For the uninitiated, Julia is a high-performance programming language released out of MIT around a decade ago. While the language is still young, it has already made some rather impressive feats — such as micro-benchmarks that often trail or C and Rust performance in many applications. Julia is also a member of the “ petaflop” club, which you can read more about in this overview on Reddit:

In a lot of ways, Julia has been effective of separating the software from the hardware. This has been done by remaining an easy-to-use, declarative, dynamically-typed language, but matching speeds of more traditional and statically-typed languages like C. The speed is only a very small portion of the reason I am such a big fan of the language, but speed is an important topic.

With any language, there are shortcomings and with every quantity of speed there becomes a new upper limit to what the software is capable. Thus, even in a language like Julia, where rarely you need to worry about performance unless you are actually software engineering or trying to optimize something.

For context on that last sentence, I am from the Scientific domain; where environments are often ‘ interactive.’

In the past, I have done a lot of comparisons between various aspects of this language and others, and one thing that I really enjoy is taking a simple idea that could potentially benefit or hinder Julia performance and investigating and sharing how exactly the performance is going to differ. A great example of this format of post is my view of the effects of Julia’s annotations on performance:

Looping and Comprehensions

Today the performance focus is on looping and comprehensions. The question I wanted to pose today is if it could be possible to use comprehensions in place of most conventional for loops in Julia. Furthermore, if this is possible to do, then is it something we should do? Additionally, what kind of effect will this have on the performance?

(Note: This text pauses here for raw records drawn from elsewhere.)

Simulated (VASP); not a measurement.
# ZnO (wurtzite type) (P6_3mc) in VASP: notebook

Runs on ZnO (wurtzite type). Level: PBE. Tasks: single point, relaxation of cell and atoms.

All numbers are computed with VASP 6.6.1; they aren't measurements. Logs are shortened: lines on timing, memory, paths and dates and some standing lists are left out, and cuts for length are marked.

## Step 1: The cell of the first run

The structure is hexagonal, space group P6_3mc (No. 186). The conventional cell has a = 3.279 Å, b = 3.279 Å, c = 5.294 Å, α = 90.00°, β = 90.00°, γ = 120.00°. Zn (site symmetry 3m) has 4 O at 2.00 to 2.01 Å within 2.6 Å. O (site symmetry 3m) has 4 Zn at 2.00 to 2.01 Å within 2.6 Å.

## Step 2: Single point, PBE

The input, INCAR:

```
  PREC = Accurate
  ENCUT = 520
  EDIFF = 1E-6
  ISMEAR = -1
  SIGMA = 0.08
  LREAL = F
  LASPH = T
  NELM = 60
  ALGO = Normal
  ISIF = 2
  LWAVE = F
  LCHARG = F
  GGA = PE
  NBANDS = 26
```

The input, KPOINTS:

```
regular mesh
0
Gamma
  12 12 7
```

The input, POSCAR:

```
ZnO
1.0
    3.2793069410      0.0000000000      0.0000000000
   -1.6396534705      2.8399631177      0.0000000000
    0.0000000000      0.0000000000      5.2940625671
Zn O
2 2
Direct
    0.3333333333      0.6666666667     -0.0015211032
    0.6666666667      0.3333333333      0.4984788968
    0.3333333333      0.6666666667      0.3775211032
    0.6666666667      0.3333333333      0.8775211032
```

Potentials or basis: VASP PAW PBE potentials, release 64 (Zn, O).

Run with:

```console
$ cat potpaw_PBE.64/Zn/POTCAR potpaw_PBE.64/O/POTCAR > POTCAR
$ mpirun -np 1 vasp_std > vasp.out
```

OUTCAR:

First, we need to find out when we can and cannot replace a for loop with a comprehension. In most other languages that include this feature, a comprehension is not as capable as a for loop. As a result, comprehensions are generally reserved to do a lot less as far as actually calculating things. Comprehensions also always provide a return, so that is certainly a substantial difference between the two as well. If you wanted to get a “ return” from a for loop, you would really create a new vector outside of the loop and then add values to it on each iteration. Needless to say, that is far less efficient when compared to a comprehension.

As discussed prior, comprehensions are typically used for simple statements. Consider the following example:

x = Vector{Int64}()
for y in 1:10

    push!(x, y)
end

This is certainly one that I would resign to a much more simple — perhaps more readable version using a comprehension.

x = [y for y in 1:10]

Needless to say, this can save a lot of time. Turning up the range on these loops, it also becomes quite obvious that the performance is also substantially better when using comprehensions:

x = Vector{Int64}()
@benchmark for y in 1:100000
    push!(x, y)
end
@benchmark x = [y for y in 1:100000]

Considering all of the above, it certainly seems nice to be able to use comprehensions everywhere. The limitations of the typical programming language’s syntax in a comprehension is usually the largest downfall of the comprehension, but in Julia; things are a bit different. There is a lot more that you can do inside of a comprehension like this, additionally, the code can be incredibly readable. In most cases, this sort of code in something like Python would become an absolute mess.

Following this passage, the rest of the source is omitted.